By Phil Hampton, Lead of Ventura County STEM Network

“You didn’t score high enough to be placed in advanced math because you didn’t finish all of the problems, but your accuracy on the problems you completed was high. I want to offer you the opportunity take the advanced math track in high school.”

That opportunity and encouragement by my middle school math teacher changed my life path. I had taken advanced math classes in middle school along with other “calculator kids,” as my fellow classmates called us. My life would have had a completely different trajectory if I had not continued in advanced math classes through high school. All our students, especially our underserved students, deserve opportunities and encouragement to take advanced math. Far too often, however, research shows that low-income, African-American and Hispanic students are encouraged to take lower-level math classes.

Saying that the track at my high school was “advanced math” is a bit of a misnomer—the track took its students through geometry in your sophomore year, advanced algebra/ pre-calculus in the junior year, and precalculus/ Calculus I material in their senior year. All students should have the opportunity to take that track of courses, not just “calculator kids”.

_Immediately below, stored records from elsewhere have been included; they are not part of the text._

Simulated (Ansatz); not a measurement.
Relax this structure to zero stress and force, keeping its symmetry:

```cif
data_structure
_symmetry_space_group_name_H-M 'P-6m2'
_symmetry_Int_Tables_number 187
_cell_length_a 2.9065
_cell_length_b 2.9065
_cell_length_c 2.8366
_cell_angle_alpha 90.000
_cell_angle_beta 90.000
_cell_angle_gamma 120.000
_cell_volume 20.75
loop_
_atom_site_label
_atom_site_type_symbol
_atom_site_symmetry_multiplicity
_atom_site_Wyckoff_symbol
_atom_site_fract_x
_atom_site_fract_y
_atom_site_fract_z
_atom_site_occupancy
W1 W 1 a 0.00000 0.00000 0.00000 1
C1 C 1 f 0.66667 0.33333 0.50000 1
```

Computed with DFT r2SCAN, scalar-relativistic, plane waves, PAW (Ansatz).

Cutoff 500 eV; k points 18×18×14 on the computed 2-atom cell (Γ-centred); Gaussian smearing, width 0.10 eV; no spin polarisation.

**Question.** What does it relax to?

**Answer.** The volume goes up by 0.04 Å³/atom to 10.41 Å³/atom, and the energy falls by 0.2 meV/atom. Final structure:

When I speak to middle and high school students about Navigating a STEM Future, I encourage them to take four years of science and four years of math in high school and to get as far in math as they possibly can, ideally through calculus but at least through pre-calculus. California graduation requirements only mandate two years of science and three years of math for graduation with no math being required during the senior year of high school. Achieving the minimum high school preparation in STEM required for graduation not only does not meet the admission requirements for attending a University of California (UC) or California State University (CSU) campus, it also does not prepare students for would effectively shut students for studying STEM in college.  Only 33% of Latinx students in our county graduate meeting the UC/CSU admission requirements compared with 59% of White students.

Instead of encouraging our underserved students to take lower math, let’s encourage them to stretch themselves by taking advanced math and change the message to, “Sí se puede! Yes, you can!”

 

Phil Hampton

Director, VC STEM Network, California State University Channel Islands
Ventura County STEM Network

“Science is a verb, you do science”, says Dr. Phil Hampton, Director of the Ventura County STEM (VC STEM) network and Interim Director of Educational Partnerships at California State University Channel Islands (CI).” Hampton lives this philosophy by bringing hands-on STEM to the Ventura County community through STEM outreach, grant funded programming, and the annual Science Carnival. He started his academic career as a faculty member at the University of New Mexico after securing his Ph.D. from Stanford University and completing postdoctoral work at Caltech. In 2001, he joined CI as a founding faculty member supporting the launch of CI that opened in 2002. CI serves as the primary lead of VC STEM. Bringing science to the community is one of Dr. Hampton’s greatest passions. He organizes the annual Science Carnival each Fall where over 2000 PK-8 grade students and their parents can engage in 100 hands-on STEM activities.